The Office of Career Strategy is working to publicize and make accessible the wide range of opportunities for students seeking work in education straight out of college.
OCS Associate Director Stephanie Waite said that although students need to attend graduate school before teaching at the college level, there are still numerous opportunities in the field of education that do not require a graduate degree. Waite said OCS has expanded its resources for students pursuing education careers directly after graduation. They could be interested in teaching at the elementary, middle or high school level, seeking an English-language teaching position overseas, or hoping to enter education policy or reform, she said.
“Our resources are very much geared towards students trying to find jobs right out of Yale College,” Waite said.
Education was the second most popular post-graduation professional field for the class of 2014, with nearly 12 percent of the class pursuing careers in this field, OCS Director Jeanine Dames said.
Dames said OCS has increased its efforts to inform students of opportunities in the field of education that may be lesser-known or publicized.
“We’ve been putting together programs and resources to give students a breadth of possibilities in the area of education,” Dames said. “There are wonderful opportunities that students are very aware of — Teach for America being one, and the New York City Teaching Fellows being another. But they might not know that oftentimes, you can teach at a private school without certification, or they might not be aware of policy opportunities within the Department of Education.”

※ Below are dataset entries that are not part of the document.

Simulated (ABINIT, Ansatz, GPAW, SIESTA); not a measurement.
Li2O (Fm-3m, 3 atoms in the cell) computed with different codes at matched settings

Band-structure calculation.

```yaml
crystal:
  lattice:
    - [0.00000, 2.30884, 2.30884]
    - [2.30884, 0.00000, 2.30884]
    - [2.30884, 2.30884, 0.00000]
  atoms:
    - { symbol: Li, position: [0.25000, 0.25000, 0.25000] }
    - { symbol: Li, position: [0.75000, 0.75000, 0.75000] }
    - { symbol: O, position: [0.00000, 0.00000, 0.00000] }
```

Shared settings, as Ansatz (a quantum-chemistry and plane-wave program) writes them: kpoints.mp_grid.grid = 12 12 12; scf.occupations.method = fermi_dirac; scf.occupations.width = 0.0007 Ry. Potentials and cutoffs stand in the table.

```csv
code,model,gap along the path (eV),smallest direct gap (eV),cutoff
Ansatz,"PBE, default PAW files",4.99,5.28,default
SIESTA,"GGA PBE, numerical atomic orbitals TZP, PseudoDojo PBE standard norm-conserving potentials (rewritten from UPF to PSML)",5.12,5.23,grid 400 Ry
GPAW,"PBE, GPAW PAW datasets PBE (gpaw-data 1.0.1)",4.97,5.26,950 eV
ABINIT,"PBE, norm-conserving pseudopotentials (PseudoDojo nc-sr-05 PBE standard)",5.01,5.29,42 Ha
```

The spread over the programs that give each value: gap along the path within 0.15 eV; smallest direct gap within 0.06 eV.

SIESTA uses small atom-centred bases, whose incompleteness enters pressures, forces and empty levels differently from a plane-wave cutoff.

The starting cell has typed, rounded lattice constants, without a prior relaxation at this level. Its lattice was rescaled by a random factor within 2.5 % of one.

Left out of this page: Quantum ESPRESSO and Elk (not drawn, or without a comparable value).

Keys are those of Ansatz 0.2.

Shane Kim ’17, who is enrolled in the Education Studies program, said he has noticed many local teaching opportunities available through Yale, such as the Breakthrough Collaborative, Splash and Sprout. He added that there are also many positions available abroad.
However, Kim said, other opportunities in education — at think tanks, legal offices, nonprofit organizations and government agencies — are harder to come by and seldom funded by the University.
“Work in the field of education can range from advocating for students on a case-by-case basis, much like Advocates for Children of New York, to the impact analysis that has to take place once state budgets are released,” Kim said. “I think opportunities to do this kind of work, or at least — the opportunities to have this kind of work funded through the University — are sparse. There’s plenty of room to grow.”
According to Waite, this year the OCS website expanded to include information about fellowships, short-term and long-term opportunities in education for undergraduates.
Israel Tovar ’17, an Education Studies Scholar, said he did not have trouble finding a summer position in the field of education this year. Tovar said he was informed of many education-related opportunities through the Education Studies program, but there were also numerous openings posted on the Symplicity Website.
But he added that the resources available to students who are interested in education still pale in comparison to the resources available for those looking to enter the private sector.
“I believe that if you’re an Ed Studies Scholar, then you will have a good amount of quality resources available to you,” Tovar said. “However, if you’re not [an Ed Studies] scholar, then I think it would be a bit more challenging to find those resources. Also, in comparison to the resources for students trying to work at a place like Goldman Sachs, I feel as though Ed Studies resources are not yet up to par.”
Tovar’s statement was echoed by Nelson Reed ’17, who said that as a student who is not a member of the Education Studies program, finding a summer job in education has been challenging.
“Without Education Studies, I’m not sure how I could find work in the field at all,” Kim said.
As an increasing number of students express interest in Education Studies and education-related opportunities, Tovar said, he hopes the University will provide and connect students with the resources they need — regardless of whether or not they are enrolled in the Education Studies program.
Industries such as finance and consulting can anticipate hiring needs a year in advance, and typically have formalized internship programs that turn into long-term opportunities post-graduation, Waite said. Hiring needs for industries in the public sector, such as education, are often not set until later in the year, making it difficult for these industries to engage in on-campus recruiting, she said.
Waite added that most of the work OCS does in this area involves helping students strategize individually — by networking with alumni, connecting with peers and preparing proper application materials for the education industry.
Several education career events are planned for later this spring, Waite said, the first of which being an Education Employment Panel on March 2.
“I’ve had several employers come to me and say ‘I want to connect with Yalies and make sure they know about our organization and the opportunities with us,’” Waite said.